NEW YORK A fresh round of higher-priced bulk ferrous scrap export sales from the East Coast to Turkey has placed a more positive spin on near-term export tags.
Uncertainty still pervades the market on where export prices are expected to land in late January, but an increase in selling prices for three cargoes sold late Tuesday and Wednesday has brought some positivity, sources said.
A U.S. exporter sold two bulk cargoes of 45,000 tonnes each to a single consumer in Turkey late Tuesday at $391 per tonne c.i.f. for an 80/20 mix of No. 1 and No. 2 heavy melt scrap, AMM has learned.
Each cargo will reportedly carry about 30,000 tonnes of HMS 1&2 (80:20), 10,000 tonnes of shredded scrap and 5,000 tonnes of plate and structural scrap. The shredded portion sold at $396 per tonne, while plate and structural sold at $401 per tonne, sources said.

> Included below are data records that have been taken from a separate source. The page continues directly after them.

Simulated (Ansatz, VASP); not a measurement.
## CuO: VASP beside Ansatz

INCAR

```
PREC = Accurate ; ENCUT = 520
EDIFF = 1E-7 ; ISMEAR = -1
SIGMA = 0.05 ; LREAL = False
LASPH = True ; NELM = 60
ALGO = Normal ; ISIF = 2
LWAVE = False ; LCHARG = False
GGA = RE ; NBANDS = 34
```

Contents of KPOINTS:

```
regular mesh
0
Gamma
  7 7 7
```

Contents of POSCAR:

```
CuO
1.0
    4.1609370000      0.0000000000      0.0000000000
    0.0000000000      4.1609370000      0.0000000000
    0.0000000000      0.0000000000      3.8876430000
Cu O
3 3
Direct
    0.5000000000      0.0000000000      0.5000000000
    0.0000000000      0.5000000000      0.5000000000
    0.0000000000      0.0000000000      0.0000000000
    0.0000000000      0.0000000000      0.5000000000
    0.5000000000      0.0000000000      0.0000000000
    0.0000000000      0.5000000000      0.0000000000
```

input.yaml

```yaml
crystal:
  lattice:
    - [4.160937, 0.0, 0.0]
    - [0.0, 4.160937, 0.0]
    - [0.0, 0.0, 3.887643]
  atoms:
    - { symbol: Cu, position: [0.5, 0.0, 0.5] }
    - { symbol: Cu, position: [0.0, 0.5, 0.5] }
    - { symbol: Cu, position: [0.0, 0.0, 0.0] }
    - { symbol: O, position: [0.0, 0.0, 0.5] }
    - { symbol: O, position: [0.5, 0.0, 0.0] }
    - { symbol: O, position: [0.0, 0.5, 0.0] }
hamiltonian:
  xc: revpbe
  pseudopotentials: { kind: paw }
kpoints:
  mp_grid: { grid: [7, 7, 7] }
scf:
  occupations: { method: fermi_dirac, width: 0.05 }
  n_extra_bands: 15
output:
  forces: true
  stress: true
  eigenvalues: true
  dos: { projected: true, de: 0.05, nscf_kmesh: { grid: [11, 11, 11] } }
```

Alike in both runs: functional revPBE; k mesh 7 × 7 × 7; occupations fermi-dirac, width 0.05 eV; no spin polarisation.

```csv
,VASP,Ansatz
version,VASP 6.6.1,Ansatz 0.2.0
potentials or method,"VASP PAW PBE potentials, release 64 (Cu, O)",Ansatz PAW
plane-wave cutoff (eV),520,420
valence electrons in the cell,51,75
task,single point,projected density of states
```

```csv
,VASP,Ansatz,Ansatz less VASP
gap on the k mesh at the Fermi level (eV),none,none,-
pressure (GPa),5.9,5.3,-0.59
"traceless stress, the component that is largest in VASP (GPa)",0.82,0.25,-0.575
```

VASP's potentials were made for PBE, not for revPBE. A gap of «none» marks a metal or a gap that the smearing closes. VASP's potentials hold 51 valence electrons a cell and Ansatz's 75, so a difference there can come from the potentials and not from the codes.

On Wednesday, a few sources reported that the same exporter had sold another bulk cargo from the East Coast to a different consumer at $393.50 per tonne for 30,000 tonnes of HMS 1&2 (80:20). The cargo will also reportedly carry 10,000 tonnes of shredded scrap sold at $5 above the heavy melt price.
Buyers for mills in Turkey have now indicated there could be a few more trades before year-end.
"(Previous trading at) $410 per tonne was too high and the market reacted. Then we saw $380s, and have now reached the $390 level. This means the market is accepting this level. Scrap is still relatively short, domestic prices are still reasonable, so at the end $390 seems (to be) the settlement level," one source in Turkey said.
"It seems that prices are increasing," one exporter said. "The main reason seems less supply these days. European scrap sellers are very quiet because (of currency) exchange rates. On the other hand, due to winter conditions, Black Sea scrap supply will be limited in the coming days."
Several other sources agreed that weather is supporting stronger prices as the market anticipates tighter scrap flows due to cold conditions.
But a scrap buyer for a second producer in Turkey suggested prices have strengthened purely due to a need to fill inventories.
Prices are rising a little, but there is "nothing supporting it," he said. "Turks didnt buy for a while, so they had to buy. There will be more trades after Christmas."
Market conditions for Turkish long products are still negative, another source said, but they are better for flat steel products. Prices were up because U.S. exporters succeeded in taking them up, not because of improving market conditions, he said.
A fifth source said he didnt fully agree with market speculation of a longer-term softening in tags.
"In my humble opinion, and from what we see in the U.S., a short for January delivery would be a risky position. A bulk of the cargo overhang has been cleared and it is starting to be winter," he said. "Shred feed is tight and margins for this grade are marginal at best. Despite the scrap billet spread, I see Turkey hitting $400 before we see a drop, which I would look to see mid-February or March."
Meanwhile, sources reported a few smaller-volume trades out of Romania and Russia to different Turkish mills.
One mill reportedly bought about 20,000 tonnes of bonus-grade scrap from three suppliers in the region at an average price of $402.50 per tonne, while an exporter there sold smaller vessels carrying 3,000 to 7,000 tonnes of heavy melt to three other Turkish mills in a range of $380 to $381 per tonne.